By SGA Executive Director, Gary Cuneen

COP28 – Day 3

King Charles III made strong and clear statements during his address at COP28, stating that “The Earth does not belong to us.” and rather “We belong to the Earth.” King Charles III emphasized that “humans are carrying out a vast, frightening experiment on the planet” and that we are taking the natural world “outside balanced norms and limits and into dangerous unchartered territory.”

At a meeting of the Green Climate Fund, similar themes from past COPs were articulated, including a statement from a Brazil delegate that while incremental progress is being made to increase the fund, we are still not reaching the goal of $100 billion. Over the years, I’ve attended sessions of the Green Climate Fund, and in my opinion there is not enough facilitative leadership to take comments made by delegates, synthesize them and put forth a proposed plan of action for review. Hesitant leadership has resulted in a process that is bogged down on this and other issues. Other countries echoed this sentiment. Another big issue is how long it takes to get funding to projects (countries have had periods of 18-34 months to receive accreditation to get funds for mitigation and adaptation projects). Funding distribution needs to be simplified, while striking the balance between project review and accountability and getting funds disbursed in a timely manner. The clock is ticking.

U.S. Vice President, Kamala Harris, addressing COP28 delegates.

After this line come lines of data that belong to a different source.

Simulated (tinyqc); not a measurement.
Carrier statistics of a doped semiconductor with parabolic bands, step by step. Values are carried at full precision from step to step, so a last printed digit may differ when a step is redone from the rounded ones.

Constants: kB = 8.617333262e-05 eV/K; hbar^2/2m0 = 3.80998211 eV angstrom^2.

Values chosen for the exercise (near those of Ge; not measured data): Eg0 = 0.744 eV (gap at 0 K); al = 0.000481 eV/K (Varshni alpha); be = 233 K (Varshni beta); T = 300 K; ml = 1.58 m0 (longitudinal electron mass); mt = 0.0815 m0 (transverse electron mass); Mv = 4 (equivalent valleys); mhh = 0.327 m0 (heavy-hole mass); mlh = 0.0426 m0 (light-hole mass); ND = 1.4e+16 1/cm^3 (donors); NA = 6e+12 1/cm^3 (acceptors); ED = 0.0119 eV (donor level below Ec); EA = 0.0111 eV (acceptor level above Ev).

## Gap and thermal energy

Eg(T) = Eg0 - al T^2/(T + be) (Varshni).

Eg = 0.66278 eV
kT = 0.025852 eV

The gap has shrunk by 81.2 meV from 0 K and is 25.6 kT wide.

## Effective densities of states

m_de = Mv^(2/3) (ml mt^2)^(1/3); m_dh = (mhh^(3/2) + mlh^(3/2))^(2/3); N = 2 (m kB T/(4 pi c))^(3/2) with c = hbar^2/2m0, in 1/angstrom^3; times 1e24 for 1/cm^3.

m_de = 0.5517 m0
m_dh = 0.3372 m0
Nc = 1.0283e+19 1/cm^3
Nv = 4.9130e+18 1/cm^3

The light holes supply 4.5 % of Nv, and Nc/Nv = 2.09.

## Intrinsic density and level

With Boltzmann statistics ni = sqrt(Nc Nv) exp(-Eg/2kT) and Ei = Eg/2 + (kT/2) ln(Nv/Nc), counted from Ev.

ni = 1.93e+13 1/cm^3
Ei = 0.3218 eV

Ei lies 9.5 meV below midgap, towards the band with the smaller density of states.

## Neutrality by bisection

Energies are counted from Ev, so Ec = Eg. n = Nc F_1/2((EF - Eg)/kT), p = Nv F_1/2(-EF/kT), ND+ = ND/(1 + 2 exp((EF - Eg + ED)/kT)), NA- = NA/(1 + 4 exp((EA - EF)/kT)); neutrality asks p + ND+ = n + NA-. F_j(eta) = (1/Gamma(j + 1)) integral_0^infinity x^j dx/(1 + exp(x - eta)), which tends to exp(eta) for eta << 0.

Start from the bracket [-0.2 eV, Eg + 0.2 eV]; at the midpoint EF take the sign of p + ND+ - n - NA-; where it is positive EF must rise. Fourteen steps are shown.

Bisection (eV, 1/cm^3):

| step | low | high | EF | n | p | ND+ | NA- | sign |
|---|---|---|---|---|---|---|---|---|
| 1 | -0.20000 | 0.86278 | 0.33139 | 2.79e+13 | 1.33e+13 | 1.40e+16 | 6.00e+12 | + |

Lastly, there has been some criticism that most of the funds are going to climate mitigation rather than striking a 50-50 balance in the original agreement between mitigation and adaptation. Poor countries are dealing with the impact of climate change now and have expressed need for funding through the Green Climate Fund and the Loss & Damage Fund to pay for the impacts of climate change.

I spent time at the US Center today listening to and speaking with Mayor Cantrell of New Orleans and White House Climate Advisor Gina McCarthy, who moderated a panel on subnational climate initiatives. McCarthy – an eternal optimist with great energy – stated that change happens at the town and community level, while Mayor Cantrell spoke about New Orleans’ adaptation initiatives and funding ($8 million for trees; opt-out recycling; $55 million to strengthen the electric grid; $1.3 million for wetland restoration to mitigate hurricane impact; $250 million for an energy resilience hub). John Podesta, a senior advisor to President Biden on clean energy, reiterated the US goal of 80% clean power by 2023 and 50% EVs by 2030 – despite US emissions increasing by 2% this year in the face of a 7% reduction goal. In a late decision, Kamala Harris arrived at COP28 today and gave a speech mid-afternoon that underscored that the US is walking the talk through billions of funds being distributed through the bi-partisan Inflation Reduction Act, while announcing the US’ new commitment of $3 billion to the Green Climate Fund.

A few other tidbits: Microsoft is developing an AI Playbook for Sustainability; Maryland is on fire with regional and state initiatives that have reduced emissions by 30% from 2006 and has the goal of 60% ghg reductions by 2031; and the US Climate Alliance (25 governors drawn together in response to Trump’s inaction) is gaining steam and collaborating to drive statewide emissions reductions.